And here’s the abstract to the Sales and Pane article:

Mastery learning—the idea that students’ mastery of target skills should govern their advancement through a curriculum—lies at the heart of the Cognitive Tutor, a computer program designed to help teach. This paper uses log data from a large-scale effectiveness trial of the Cognitive Tutor Algebra I curriculum to estimate the role mastery learning plays in the tutor’s effect, using principal stratification. A continuous principal stratification analysis models treatment effect as a function of students’ potential adherence to mastery learning. However, adherence is not observed, but may be measured as a latent variable in an item response model. This paper describes a model for mastery learning in the Cognitive Tutor that includes an item response model in the principal stratification framework, and finds that the treatment effect may in fact decrease with adherence to mastery, or may be nearly unrelated on average.

One of the cool things about statistics, or applied math more generally, is the way in which tools that are developed for one purpose can be useful in so many other settings that have similar mathematical structures.

I sent the above discussion to Avi Feller, who wrote:

I think Adam and John have done some very careful work here, and I’m happy to see it in print.
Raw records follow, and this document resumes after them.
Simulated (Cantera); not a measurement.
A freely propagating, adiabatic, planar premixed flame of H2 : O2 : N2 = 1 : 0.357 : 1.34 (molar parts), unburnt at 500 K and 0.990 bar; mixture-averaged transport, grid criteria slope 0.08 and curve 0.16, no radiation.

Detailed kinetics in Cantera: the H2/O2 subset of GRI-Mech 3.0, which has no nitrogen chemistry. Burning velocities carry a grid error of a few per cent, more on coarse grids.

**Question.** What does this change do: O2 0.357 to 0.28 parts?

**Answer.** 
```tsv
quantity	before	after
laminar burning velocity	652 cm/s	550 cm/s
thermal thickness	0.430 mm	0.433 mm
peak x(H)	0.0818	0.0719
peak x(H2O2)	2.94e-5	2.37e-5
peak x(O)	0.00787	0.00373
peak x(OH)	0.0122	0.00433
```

At the same time, I’ve grown skeptical of using mixture modeling (either explicitly or implicitly) for estimating causal effects in principal stratification models (I’ve written a bit about it, but the damn paper keeps getting rejected!). So while I applaud Adam for his work, I’m less confident that this is a generally applicable strategy. Of course, these are quite challenging questions, and I’m thrilled to see more researchers tackling them!